How does it work? The phase in rate is the money where you earn a portion of your income to increase the value of the EITC. So let’s say the phase-in rate for a married couple with one child is 34%, for every dollar that is earned by the couple, the EITC is increased by 34 cents until you reach the income threshold where the phase-in ends and the EITC holds steady. It includes every dollar that you earn. The phase-in for a married couple with one child ends at $9,880 so at that point, your EITC would be $3,359. If you make between $9,880 and $23,630, your EITC would be $3,359. Then you slowly lose that money from your EITC depending on how much you earn until it is reduced by zero. The phaseout rate is 15.98% for a married couple with one child. All of these numbers were based in 2015. If your EITC is larger than your tax liability, you receive it back from the federal government in a refund. In 2013, the average EITC was $3074 for a family with children compared to $281 for a family without children. That $3074 is equivalent to boosting wages by $256/month.
More benefits of the EITC
The EITC and relative expansions of it have had tremendous effects on unemployment and reducing welfare and other cash assistance programs. Because the EITC essentially requires you to work to be able to claim the credit, it encourages people to transition from welfare to work. In Examining the Effect of the Earned Income Tax Credit on the Labor Market Participation of Families on Welfare, the authors V. Joseph Hotz, Charles H. Mullin, and John Karl Scholz found that the EITC had a “substantial, positive effect on the employment of families who have uses or will use welfare.” In a paper by Jeffrey Grogger, titled Welfare Transitions in the 1990s: The Economy, Welfare Policy, and the EITC, he finds that the EITC had the most signficant effects in reducing welfare caseloads during the 1990s. He writes the EITC expansions “reduced welfare participation by 6.5%,relative to its 1993 peak. Thus they accounted for over 10% of the 1993-1999 decline.” Hotz, Mullin, and Scholz write that “for those out of the labor market, the EITC provides an unambiguous, positive incentive to work.” Similarly, they found EITC expansion “accounted for 11.8% of the average increase in employment” over 1991 – 2000.

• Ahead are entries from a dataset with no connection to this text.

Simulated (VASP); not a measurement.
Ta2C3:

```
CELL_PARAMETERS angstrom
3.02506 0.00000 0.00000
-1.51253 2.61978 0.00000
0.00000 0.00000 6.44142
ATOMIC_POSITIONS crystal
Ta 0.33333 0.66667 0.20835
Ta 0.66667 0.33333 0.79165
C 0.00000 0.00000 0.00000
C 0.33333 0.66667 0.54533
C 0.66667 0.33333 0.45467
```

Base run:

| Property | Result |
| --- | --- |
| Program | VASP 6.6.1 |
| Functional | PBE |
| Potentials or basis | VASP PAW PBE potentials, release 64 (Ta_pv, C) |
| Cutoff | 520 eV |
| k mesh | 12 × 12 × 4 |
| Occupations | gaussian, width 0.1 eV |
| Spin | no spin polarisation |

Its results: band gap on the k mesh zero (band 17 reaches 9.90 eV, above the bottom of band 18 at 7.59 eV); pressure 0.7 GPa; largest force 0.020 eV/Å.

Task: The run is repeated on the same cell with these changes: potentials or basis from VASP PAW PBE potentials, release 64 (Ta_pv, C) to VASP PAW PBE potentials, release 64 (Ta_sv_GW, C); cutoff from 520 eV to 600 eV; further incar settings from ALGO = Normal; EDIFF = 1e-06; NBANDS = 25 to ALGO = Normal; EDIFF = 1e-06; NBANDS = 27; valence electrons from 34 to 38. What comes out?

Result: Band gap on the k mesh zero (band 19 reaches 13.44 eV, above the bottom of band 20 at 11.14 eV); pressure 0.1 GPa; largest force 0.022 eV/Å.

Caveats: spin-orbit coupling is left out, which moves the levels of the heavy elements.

By far, the biggest recipients of the EITC are single mothers. They are the ones most likely to qualify because of their low income earnings and qualifying children. From March of 1990 and March of 2000, Hotz, Mullin, and Scholz wrote that employment rates of single mothers rose to 73.9% from 55.2%. Not all of this can be attributed to the expansions of the EITC but as we’ve seen the increase encourages people to work. The CBPP analysis shows
Economic studies controlling for other policy and economic changes during this period also found that the most significant gains in employment attributable to the EITC occurred among mothers with young children and mothers with low education…
Other research has found that EITC expansions between 1984 and 1996 accounted for more than half of the large increase in employment among single mothers during that period…
The EITC expansions of the 1990s “appear to be the most important single factor in explaining why female family heads increased their employment over 1993-1999,” University of Chicago economist Jeffrey Grogger has concluded.
The recession in recent years has hurt a number of workers and decreased wages. The National Employment Law Project found in their analysis that “mid-wage jobs made up 60% of the jobs lost during the recession, they made up only 22% of the job gained during the recovery…lower-wage jobs, in contrast, represented 21% of the jobs lost during the recession but 58% of jobs gained during the recovery.” The money refunded through the EITC help low-wage workers meet temporary needs, able to afford college, or pay other bills. When I received my portion of the EITC, I used a majority of my money to afford daycare for my daughter for a substantial part of the year. The majority of those who receive the EITC only do so for a year or two at a time. 61% of those who received the EITC between 1989 and 2006 did so for only a year or two at a time.
Childless workers, the minimum wage, and strengthening the EITC
In order to help reduce income inequality, we need to strengthen the EITC. Conservative economists including economic adviser to Donald Trump, Stephen Moore support raising the earned income tax credit. Beyond that, conservative think tanks the American Enterprise Institute and American Action Forum also support strengthening the EITC. The difference is that they support strengthening the EITC in a vacuum instead of tying it to strengthening the minimum wage, as well. The CBPP argues that both the minimum wage and the EITC should be strengthened because “they function best when both are strong because each helps fill gaps that the other can’t fully address on its own, and neither is sufficient by itself.”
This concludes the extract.